Tuesday, January 14, 2014

Tuesday, January 14, 2014 Zeb’s Vue


General Information and Analysis


 

US


Comment for 1/14/2014
Measure
Indicator
Ranking
Weekly RSI
WeeklyRSI
66.2
Neutral/fall
Long Term MVA (200 day MVA)
200 MVA
8.33%
Bull
5 Day Slope of 55 day MVA
Slope55MA
0.42%
Neutral
Intermediate Trend (Using ADX)
ADX(14)
18.86
Neutral/Chop
Short Term Trend (Daily RSI 3)
RSI(3)
79.69
OverB
Relative Volatility ATR vs. 1Stdev
ATR(90)
0.60%
Calm
VIX - MACD 10/30 (slope down)
MACD
0.010
Neutral/Bear

 

Comment:

Long Term price movement is still bullish, even with yesterday's triple digit losses.  Short term, the market is becoming more volatile as it does when fear enters the market.  The storm may be upon us.   The market was up overnight.

When long term the market is still in a bull, and we have a large range day as we had, then today could be another down day if price moves below yesterday's low (1809.50 on ES Mini, 16240.6 on DOW)

Overnight trading in Europe and in Stock market futures is inconclusive.  This could very well be a choppy day

 

The table above is a rating for intermediate and long term trend in the S&P500.  I used the S&P 500 as the indicator for the USA stock market.  For day traders: You may find it useful to trade in the direction of the trend.  However, looking at any daily chart over lots of years, the trading direction for the day is pretty random. 

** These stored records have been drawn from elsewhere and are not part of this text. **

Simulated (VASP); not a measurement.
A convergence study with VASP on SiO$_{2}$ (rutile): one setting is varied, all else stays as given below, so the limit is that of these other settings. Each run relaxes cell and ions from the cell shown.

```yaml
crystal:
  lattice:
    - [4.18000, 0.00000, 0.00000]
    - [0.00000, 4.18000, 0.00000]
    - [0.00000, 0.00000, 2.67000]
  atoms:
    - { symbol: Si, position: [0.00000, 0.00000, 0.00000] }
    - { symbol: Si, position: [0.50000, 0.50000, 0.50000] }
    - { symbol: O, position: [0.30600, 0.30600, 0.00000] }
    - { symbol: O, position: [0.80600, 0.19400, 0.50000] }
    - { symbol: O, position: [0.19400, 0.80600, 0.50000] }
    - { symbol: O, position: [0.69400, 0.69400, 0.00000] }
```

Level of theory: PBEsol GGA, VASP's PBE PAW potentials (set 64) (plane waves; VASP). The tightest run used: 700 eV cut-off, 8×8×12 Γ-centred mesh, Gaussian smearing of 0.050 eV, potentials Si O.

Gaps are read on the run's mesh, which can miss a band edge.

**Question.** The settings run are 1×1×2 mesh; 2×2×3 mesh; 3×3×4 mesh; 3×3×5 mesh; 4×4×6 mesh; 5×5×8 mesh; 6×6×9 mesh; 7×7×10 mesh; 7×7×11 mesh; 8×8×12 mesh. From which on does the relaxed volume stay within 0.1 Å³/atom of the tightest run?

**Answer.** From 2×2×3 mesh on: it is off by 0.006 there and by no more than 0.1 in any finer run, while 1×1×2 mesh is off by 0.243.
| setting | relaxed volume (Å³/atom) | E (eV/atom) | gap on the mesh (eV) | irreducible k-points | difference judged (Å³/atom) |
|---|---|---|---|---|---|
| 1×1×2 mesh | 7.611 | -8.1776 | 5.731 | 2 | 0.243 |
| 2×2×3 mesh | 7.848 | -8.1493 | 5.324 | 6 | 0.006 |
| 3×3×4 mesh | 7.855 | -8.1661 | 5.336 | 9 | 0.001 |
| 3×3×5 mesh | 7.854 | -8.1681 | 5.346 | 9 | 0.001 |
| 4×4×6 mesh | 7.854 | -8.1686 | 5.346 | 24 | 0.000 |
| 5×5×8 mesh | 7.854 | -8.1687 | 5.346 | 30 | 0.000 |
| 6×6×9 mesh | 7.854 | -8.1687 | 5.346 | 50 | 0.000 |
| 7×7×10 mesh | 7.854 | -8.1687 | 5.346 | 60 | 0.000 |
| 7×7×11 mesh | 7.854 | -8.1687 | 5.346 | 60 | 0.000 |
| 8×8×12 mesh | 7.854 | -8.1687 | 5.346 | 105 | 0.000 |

S&P PIVOT ES Mini March Contract - Tuesday- Useful on Friday 1/10/2014

Yesterday
Day Before Yesterday
High
1838.50
High
1842.50
Low
1809.50
Low
1826.25
Close
1815.00
Close
1837.75
R2
1850.50
R2
1851.75
R1
1833.00
R1
1844.75
Pivot
1821.25
Pivot
1835.50
S1
1803.75
S1
1828.50
S2
1792.00
S2
1819.25

 

Stocks –


Zeb’s View:

Retail sales (as provided by Redbook) are mixed.  Econoday is reporting that taking out autos, retail sales are moderately healthy.  This should have been a catalysts for the market moving up, and it did slightly.  However, the psychology of investors and traders is wary (fear building for a correction).  Goldman Sachs store sales were down -1.0%. 

The only conclusion I can determine is to say retail sales are somewhat in a diverging  mode from jobs report.  Diverging information is the normal mode for investors, and it makes for choppy markets on a daily basis.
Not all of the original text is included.